Alias & Doseone - Less is Orchestra Album Review

  Harry Mcilroy 



Alias & Doseone - Less is Orchestra

Genre - Alternative Hip Hop, IDM

9/10

Less is Orchestra was released right after ridiculously prolific underground producer Alias, whose career span over 20 years, sadly passed away in the March of 2018. He was a co-founder of Anticon, one of the best rap labels no ones ever heard of. 

Alias and company came to prominence just around the massive rise in easy to access music production software, ranging from free applications like Garageband to any number of online beat sequencers. This all meant that the creativity hidden in any inspired person could suddenly and very easily be tapped into. The unfortunate downside of this unrelenting creativity and rejection of accessibility was that mainstream appreciation was always just out of the labels reach. Nowadays, you don’t hear a thing from this forgotten surrealistic art-rap music scene. And listening to this album, you do kind of get why. The unrelentingly complex, idm-style beats paired with vocals so animated they occasionally veer into cartoonish, it isn’t exactly applicable or casual music. But once you really look into the torrents of abstract sound and rhythms, weird vocal inflections and nasal flows, an intricately crafted and ridiculously hard hitting set of tracks is revealed.

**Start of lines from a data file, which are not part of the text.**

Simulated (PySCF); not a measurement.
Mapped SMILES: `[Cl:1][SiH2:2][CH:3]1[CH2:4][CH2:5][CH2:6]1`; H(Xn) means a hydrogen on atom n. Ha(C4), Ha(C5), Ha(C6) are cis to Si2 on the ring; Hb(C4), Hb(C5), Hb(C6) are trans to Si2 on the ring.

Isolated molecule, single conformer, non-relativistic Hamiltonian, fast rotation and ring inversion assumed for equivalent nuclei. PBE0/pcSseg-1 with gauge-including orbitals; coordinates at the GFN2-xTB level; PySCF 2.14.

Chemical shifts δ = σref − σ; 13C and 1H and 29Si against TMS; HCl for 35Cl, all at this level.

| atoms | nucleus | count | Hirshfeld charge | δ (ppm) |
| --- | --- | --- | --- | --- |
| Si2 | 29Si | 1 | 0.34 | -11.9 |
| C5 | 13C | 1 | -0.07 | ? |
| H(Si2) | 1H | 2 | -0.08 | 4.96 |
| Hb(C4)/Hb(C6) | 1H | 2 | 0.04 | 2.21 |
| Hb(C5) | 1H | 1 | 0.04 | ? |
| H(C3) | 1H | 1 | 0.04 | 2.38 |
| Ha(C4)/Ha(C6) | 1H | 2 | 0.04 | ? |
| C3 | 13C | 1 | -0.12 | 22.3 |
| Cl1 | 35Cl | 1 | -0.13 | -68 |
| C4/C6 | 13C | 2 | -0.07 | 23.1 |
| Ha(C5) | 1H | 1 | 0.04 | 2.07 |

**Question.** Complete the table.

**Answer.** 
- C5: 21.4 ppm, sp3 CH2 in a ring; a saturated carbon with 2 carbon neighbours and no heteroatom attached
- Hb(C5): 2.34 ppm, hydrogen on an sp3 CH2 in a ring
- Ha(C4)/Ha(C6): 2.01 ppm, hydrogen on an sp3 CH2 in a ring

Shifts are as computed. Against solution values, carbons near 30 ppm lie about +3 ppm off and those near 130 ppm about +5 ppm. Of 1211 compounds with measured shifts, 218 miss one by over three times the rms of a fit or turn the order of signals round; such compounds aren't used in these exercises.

Doseone, co-founder of the label and this project's sole vocalist compliments these instrumentals perfectly. Often I find Doseone to be a bit over the top at times, trying a little too hard to pen the craziest and most abstract flows possible. But when paired with this stupidly ambitious and rhapsodic abstract production, he excels. I really can’t think of any other artist that could take on these gargantuan instrumentals so effortlessly. Listening to this music, you can really tell that these artists have been collectively making music for over half a century. There is also the way this album includes quite strange and surreal poetic lyrics. A prime example of this can be found in one of the albums slower paced and conceptual tracks, The Doghawk.

“then the Doghawk returned and started to pant, while infinite insects scaled my neck, and slowly did envelop my head, like a living, clicking, sticking, hissing mask, that politely parts for my eyes, and moves when I laugh”

These are the kinds of lyrics I really love. Surreal, pretty, up to interpretation, and far more focused more on creating an image than portraying static emotion or tone. 

The other type of track found here is the “banger” variety. These tracks use all of hip hop's classic elements like 808s, minimal drum pattern, and heavy bass, and transforms them into these amorphous ever evolving mutant trap flavoured beats. The album's second track, Top Billin' II, is one of the best examples of this. It’s hard to tell where a hook starts, or a bridge ends, and it all bleeds together into one rapidly shifting, constantly hard hitting piece of hip hop.

Throughout the project, there is an undeniable sense of urgency. Not because of some attempt at mainstream success, or even the duo trying to prove themselves, it’s the raw power of two stupidly experienced artists coming together to explore the outer reaches of experimental hip hop. And that is a very exciting prospect.